Adding monitors for script checks

Check monitoring is a feature that monitors the check plugin execution results similarly to Nagios. The agent periodically runs the check plugin and sends the results to Mackerel.

An official plugin pack is available. For more information please refer to Using the official check plugin pack for check monitoring.

Additionally, to develop a plugin using github.com/mackerelio/checkers (a helper library that is used in our official plugins), please refer to Creating check plugins using checkers.

By registering a command which outputs monitor results in the below-mentioned Nagios plugin compatible format, that output will be transmitted to Mackerel and visualized in the hosts details screen or the alerts screen.

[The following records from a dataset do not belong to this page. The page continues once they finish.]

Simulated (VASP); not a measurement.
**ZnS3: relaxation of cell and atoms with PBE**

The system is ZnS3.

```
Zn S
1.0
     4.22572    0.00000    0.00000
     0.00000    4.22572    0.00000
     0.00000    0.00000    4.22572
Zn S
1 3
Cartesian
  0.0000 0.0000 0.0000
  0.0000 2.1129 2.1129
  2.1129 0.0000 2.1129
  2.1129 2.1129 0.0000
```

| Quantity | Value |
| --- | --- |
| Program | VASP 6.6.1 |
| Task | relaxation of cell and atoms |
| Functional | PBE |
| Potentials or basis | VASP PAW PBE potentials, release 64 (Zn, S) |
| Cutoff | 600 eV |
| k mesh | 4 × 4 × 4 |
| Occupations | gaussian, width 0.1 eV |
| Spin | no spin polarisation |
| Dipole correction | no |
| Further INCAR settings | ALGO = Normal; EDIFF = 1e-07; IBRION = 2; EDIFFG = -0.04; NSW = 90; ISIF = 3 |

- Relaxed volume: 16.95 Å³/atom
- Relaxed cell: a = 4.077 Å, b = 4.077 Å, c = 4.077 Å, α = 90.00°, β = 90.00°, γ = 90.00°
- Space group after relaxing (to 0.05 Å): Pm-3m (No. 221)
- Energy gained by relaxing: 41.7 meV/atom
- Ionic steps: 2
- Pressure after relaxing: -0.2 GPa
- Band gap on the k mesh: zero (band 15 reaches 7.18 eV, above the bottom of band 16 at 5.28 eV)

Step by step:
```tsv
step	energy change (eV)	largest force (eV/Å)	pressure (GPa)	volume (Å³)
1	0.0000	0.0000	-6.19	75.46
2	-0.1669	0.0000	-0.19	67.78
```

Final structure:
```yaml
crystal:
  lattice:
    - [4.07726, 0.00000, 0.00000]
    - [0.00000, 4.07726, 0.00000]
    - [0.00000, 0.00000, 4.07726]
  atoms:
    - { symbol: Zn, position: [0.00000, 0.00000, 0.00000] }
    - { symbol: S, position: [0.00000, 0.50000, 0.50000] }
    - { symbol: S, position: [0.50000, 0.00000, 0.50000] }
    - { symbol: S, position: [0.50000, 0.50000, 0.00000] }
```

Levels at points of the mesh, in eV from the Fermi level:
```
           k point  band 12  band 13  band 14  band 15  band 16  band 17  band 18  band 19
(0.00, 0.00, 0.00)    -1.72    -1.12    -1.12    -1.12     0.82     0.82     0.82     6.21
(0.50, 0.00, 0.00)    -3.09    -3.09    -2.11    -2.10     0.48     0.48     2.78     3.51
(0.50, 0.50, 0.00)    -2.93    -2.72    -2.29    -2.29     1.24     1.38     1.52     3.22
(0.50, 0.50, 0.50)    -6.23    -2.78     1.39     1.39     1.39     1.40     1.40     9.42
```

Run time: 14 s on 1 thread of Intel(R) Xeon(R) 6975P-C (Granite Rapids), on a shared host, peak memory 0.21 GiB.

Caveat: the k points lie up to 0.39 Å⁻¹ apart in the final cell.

Check items will be counted as 1 host metric each. Limits for each plan can be viewed here.

Configuration

In the agent settings file, add an item as shown here:

[plugin.checks.ssh]
command = "ruby /path/to/check-ssh.rb"
notification_interval = 60
max_check_attempts = 1
check_interval = 5
prevent_alert_auto_close = true
action = { command = "ruby /path/to/notify_something.rb" }
  • Item name: With the key for the settings file, the item name must begin with "plugin.checks." and contain exactly two periods. Anything after the second dot will be used as the monitor settings name.
  • command: This command will have the agent temporarily execute, and use it’s exit status/standard output as the monitoring result.
  • notification_interval: The notification re-sending interval will be designated in minutes. If the notification is abbreviated, it will not be re-sent. An interval of less than 10 minutes can not be designated. If an interval of less than 10 min is designated, the notification will be re-sent at 10 minutes.
  • max_check_attempts: An alert will be sent for any result other than “okay” in the designated number sequence. For example, if set at 3 and the latest monitoring result for all three is not ok, then a notification will be sent. When used with prevent_alert_auto_close, the value of max_check_attempts will be treated as 1 regardless of the specified value.
  • check_interval: Designate the check monitoring execution interval in minutes. The default value is 1 minute. The configurable range is 1 to 60 minutes. If a value of less than 1 minute is designated, monitoring will be run at 1 minute intervals. If a value of more than 60 minutes is designated, monitoring will be run at 60 minute intervals.
  • prevent_alert_auto_close: With this value set to true, alerts opened for this check plugin will not be automatically closed. When used with max_check_attempts, max_check_attempts will always be treated as 1.
  • action.command: An action executed following the execution of the command configured in command. This is used when there is a process to be performed depending on the command result. The result of the previous/current command etc. is passed as an environment variable. The execution result is ignored.

Check plugin specs

The specs for the Nagios plugin and the Sensu check script are mostly the same. In the settings file, the assign command’s exit status will be treated as shown below.

exit status meaning
0 OK
1 WARNING
2 CRITICAL
other than 0,1, or 2 UNKNOWN

It’s possible to add an auxiliary message to the standard output. The maximum character limit for messages is 1024.

Check monitoring notifications

An alert notification will be sent when an alert has occurred and when the condition has been changed after an alert has occurred. Two cases for “when the alert condition has been changed” follow below.

  • When the status has changed
    • ex. CRITICAL -> WARNING, WARNING -> CRITICAL, CRITICAL -> OK
    • Including when the status is “OK”

When the condition of an alert or the message content has changed, that information will also be available in the alert details screen. A notification will not occur if just the message content changes.

Environment variables available with action

Environment variable Description
MACKEREL_STATUS The result of the previous command (max_check_attempts not taken into account).Either OK, WARNING, CRITICAL, or UNKNOWN.
MACKEREL_PREVIOUS_STATUS The result of the command before the previous command (max_check_attempts not taken into account). The initial result is an empty string after starting-up the agent. Either an empty string, OK, WARNING, CRITICAL, or UNKNOWN.

An example in Ruby

This is a plugin that takes the values of a six-sided die as messages, 4 and 5 being a WARNING and 6 being a CRITICAL, and posts them to Mackerel.

#!/usr/bin/env ruby
dice = rand(6)+1
puts "value is #{dice}"
exit (dice >= 6 ? 2 : dice >= 4 ? 1 : 0)

By executing the agent configured with a check plugin, an item showing that monitoring is active will be displayed in the host details page as shown below.

If an alert is raised it will be displayed as shown below and can be confirmed in the alert details page.